Terminology
This article introduces the terminologies in CloudCanal.
DataSource
It can be configured for relational databases (MySQL/PostgreSQL/Oracle, etc.), message middleware (Kafka/RocketMQ, etc.), caching (Redis, etc.), real-time data warehouses (Greenplum/Doris/StarRocks, etc.), big data products (Hive/Kudu, etc.) or their corresponding cloud hosting products. It generally contains attributes such as connection url, login authentication information, etc.
A DataSource is typically represented by an ID similar to my-59bi20aqxxxxx96.
DataJob
The configuration of completing a data migration and synchronization work may include a set of Schema Migration, Full Data, Incremental, and Verification and Correction processes (DataTasks) that run successively or simultaneously.
The maximum scope of data tables for a data job, single/multiple schemas for relational databases, and multiple topics for the message middleware.
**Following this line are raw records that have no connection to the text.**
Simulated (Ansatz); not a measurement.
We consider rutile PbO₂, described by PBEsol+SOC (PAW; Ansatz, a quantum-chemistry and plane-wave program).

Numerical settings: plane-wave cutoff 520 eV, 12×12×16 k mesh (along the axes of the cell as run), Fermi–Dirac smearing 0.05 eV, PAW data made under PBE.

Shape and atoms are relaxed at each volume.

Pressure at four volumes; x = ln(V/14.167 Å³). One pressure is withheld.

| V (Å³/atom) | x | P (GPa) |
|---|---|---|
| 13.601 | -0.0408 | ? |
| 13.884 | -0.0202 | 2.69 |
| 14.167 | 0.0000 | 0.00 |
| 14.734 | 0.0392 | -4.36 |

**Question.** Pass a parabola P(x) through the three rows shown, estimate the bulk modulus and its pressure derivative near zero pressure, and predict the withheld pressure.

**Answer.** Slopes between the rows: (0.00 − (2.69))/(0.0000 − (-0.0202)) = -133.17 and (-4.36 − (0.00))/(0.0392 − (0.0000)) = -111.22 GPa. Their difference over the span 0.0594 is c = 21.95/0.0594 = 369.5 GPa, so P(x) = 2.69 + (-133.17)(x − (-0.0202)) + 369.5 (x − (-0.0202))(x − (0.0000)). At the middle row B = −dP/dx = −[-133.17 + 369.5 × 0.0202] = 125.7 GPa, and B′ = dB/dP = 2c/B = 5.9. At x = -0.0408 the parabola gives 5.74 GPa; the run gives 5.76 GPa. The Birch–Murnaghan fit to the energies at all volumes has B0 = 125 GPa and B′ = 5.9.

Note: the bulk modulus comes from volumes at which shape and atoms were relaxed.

A data job is typically represented by an instance ID similar to canal7yr4y7xxxx3.
DataTask
A DataJob consists of multiple DataTask, such as Schema Migration, Full Data, Incremental, Verification, and Correction.
Schema Migration
Copy the schema of the DataSource to the peer DataSource.
Full Data
Single/timed data migration.
Incremental
Continuously replay source-side incremental operations on peer DataSource.
Verification and Correction
Single/timed data verification, then correct the difference.
Custom Code
During Full Data and Incremental , CloudCanal allows users to upload business code (Java code, and upload jar packages) to transform, filter, and supplement data.
Cluster
The basic unit of DataTask scheduling between machines (DataTasks are only scheduled in a single cluster) can span racks, data centers, availability zones, and even regions.
A cluster is generally represented by a cluster name similar to clusterl79txxxxku.
Worker
It is used to run DataTask, which can be self-built virtual machines (VMs), physical machines, cloud-hosted virtual machines (ECS, EC2, etc.), and development machines (Macs, etc.).
A Worker belongs to only one Cluster.
ConsoleJob
The basic components of CloudCanal governance, targeting business logic such as long processes, retries required, and state waits.
A ConsoleJob generally consists of 1~n steps, each step completes a specific work, when the step fails, the ConsoleJob will stop running until the problem is eliminated and then retry or cancel execution.